Slumberland review: …it has very little Nemo

So I watched Slumberland on Netflix. It was…okay?

First letdown: it doesn’t have much to do with the Little Nemo in Slumberland comic strip. (Which I’m a big fan of, as you might’ve guessed by this takeoff in Leif & Thorn, or this one in And Shine Heaven Now…)

The movie uses two character names (Nemo and Flip), the general concept of “a fantastical world you visit when you dream,” and the iconic image of Nemo’s bed growing stilt-high legs and walking off with him. That’s it.

When I heard the “Nemo” was a girl in this movie, I went and got my hopes up that she’d have some fun scenes with [a modern-day take on] the art-nouveau, Gibson-girl Princess of Slumberland. No such luck! There’s no princess at all.

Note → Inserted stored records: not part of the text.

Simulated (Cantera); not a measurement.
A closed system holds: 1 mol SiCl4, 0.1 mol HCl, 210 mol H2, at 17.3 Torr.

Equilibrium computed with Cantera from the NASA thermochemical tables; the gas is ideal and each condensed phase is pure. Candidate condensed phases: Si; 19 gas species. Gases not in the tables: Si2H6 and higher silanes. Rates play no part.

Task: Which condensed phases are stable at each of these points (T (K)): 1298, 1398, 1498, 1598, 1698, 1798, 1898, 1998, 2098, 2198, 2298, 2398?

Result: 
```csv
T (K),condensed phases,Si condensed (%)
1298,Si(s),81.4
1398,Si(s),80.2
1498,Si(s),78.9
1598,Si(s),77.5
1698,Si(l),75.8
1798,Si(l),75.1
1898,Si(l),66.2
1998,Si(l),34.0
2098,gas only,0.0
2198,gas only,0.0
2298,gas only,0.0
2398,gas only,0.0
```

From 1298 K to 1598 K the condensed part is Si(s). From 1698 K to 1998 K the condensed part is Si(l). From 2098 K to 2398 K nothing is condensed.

The plot we get instead — well, it’s a solid kid’s-adventure story. Imaginative and esoteric kid Nemo is orphaned, has to go live with her boring CEO city-slicker uncle, starts having dreams about this rascal named Flip that her dad used to tell stories about, who asks her to help find a MacGuffin he previously searched for with her dad. Cue a series of misadventures through fanciful half-CGI settings, fun jokes about how weird dreams can be, and heartwarming lessons about post-grief bonding.

Little Nemo screencap

One big element that bugged me, though:

Uncle Philip does his best to bond with Nemo. He’s not great at it, for obvious reasons — they’re both grieving the loss of her dad, he’s a single professional who wasn’t planning or prepared to raise a child, etc — and also, there’s a personality mismatch. She’s an oddball who likes secret treasures and dangerous adventure stories! He…runs a doorknob company. Our Phil here is sincerely enthusiastic about doorknobs. When Nemo asks for a bedtime story, he regales her with a doorknob supply chain issue.

This seems like the setup for a nice uplifting lesson about how you can still bond with family members (and people in general) when you’re seriously different. Maybe Philip starts looking up weird stories to read to Nemo. Maybe there’s a key point in her Slumberland adventures where Nemo has to pick a lock, and suddenly she realizes, hey, sometimes doorknob knowledge matters!

…Nope. Turns out, rascal Flip is Phillip’s long-lost dream-self. When Nemo reunites them, it turns out he was actually an adventure-loving oddball this whole time.

Nobody’s actually that interested in doorknobs, haha! It’s not like there are IRL humans with equally “boring” special interests, who are nevertheless full people with rich and valid inner lives, some of whom might end up watching this very movie! Sounds fake.

There’s one exchange near the end that sort of suggests “maybe Flip and Phillip are still separate individuals, they’re just sharing a body now.” At least, enough that if a writer ever pitches “a sequel about Flip and Phillip both being valid people, now with their own mismatched odd-couple dynamic, learning to co-exist as headmates,” the canon groundwork is there for it.

But I do think we’re supposed to infer that the end is “fake half-person Phillip was fixed by him and Flip fusing into one.” Which (a) has all those IRL implications I don’t like, and (b) is just so much less interesting or satisfying as a place to leave a story.